My father’s mother was bosomy but emotionally vague. We inherited a love of lavish clothing, massage, and exercising naked from her—she had the Russian Jewish affinity for “calisthenics.” She set a delicious table—but just because she employed an excellent cook.
However, I can’t deny I’m now a matriarch—the oldest woman in my family. No one else seems to care but I feel some responsibility—to what? Representing the ancestors? Transmitting values? When Grainne was tiny I held her in my arms and danced to Laura Nero, singing along: ”Little girl of all the daughters you were born a woman not a slave.” Something I sincerely hope is true.
When my daughter Isabel was pregnant—and frighteningly in labor with pre-eclampsia—I didn’t really love that unborn child. She was threatening this child I held most dear, my daughter. Once Grainne was born of course I took to her immediately but in a slightly impersonal way—I like babies and she was a cute one. It took longer for me to start to get to know her—really for us to start to get to know each other.
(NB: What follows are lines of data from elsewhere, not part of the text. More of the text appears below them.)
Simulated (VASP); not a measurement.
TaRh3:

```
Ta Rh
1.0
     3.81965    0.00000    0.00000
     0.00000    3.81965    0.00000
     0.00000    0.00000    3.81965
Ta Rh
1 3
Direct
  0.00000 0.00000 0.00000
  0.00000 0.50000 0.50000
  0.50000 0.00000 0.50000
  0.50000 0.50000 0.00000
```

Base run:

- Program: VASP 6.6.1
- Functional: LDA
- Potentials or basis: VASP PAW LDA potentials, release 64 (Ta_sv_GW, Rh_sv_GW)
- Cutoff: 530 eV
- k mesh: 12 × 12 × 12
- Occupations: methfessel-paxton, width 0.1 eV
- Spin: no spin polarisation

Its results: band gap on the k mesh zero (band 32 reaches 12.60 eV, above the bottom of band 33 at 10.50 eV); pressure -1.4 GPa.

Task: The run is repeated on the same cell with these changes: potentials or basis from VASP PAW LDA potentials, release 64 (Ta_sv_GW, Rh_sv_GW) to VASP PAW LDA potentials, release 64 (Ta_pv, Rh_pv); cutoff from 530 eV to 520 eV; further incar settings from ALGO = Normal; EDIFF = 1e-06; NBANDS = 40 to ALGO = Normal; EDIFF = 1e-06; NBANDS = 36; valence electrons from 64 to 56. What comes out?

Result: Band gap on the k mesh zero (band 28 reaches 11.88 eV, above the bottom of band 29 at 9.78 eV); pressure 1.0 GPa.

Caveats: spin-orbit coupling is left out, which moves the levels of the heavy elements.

I find it annoying that people gush about grand-motherhood, giving me credit for something I didn’t actually “do.” I’m uneasy in societally determined feminine roles. I do feel unconditional love for G., in part because I’m really not responsible for her. What I decide to give her can be personal, optional.
And I do enjoy reading “Yiddish for Babies” with her. She can find her pupik. I’ve always thought babies were particularly drawn to bellybuttons because of an atavistic memory of the womb and mom’s sources of nourishment.
“Bubbe is FUN,” says my daughter. That is a mission statement I can get behind.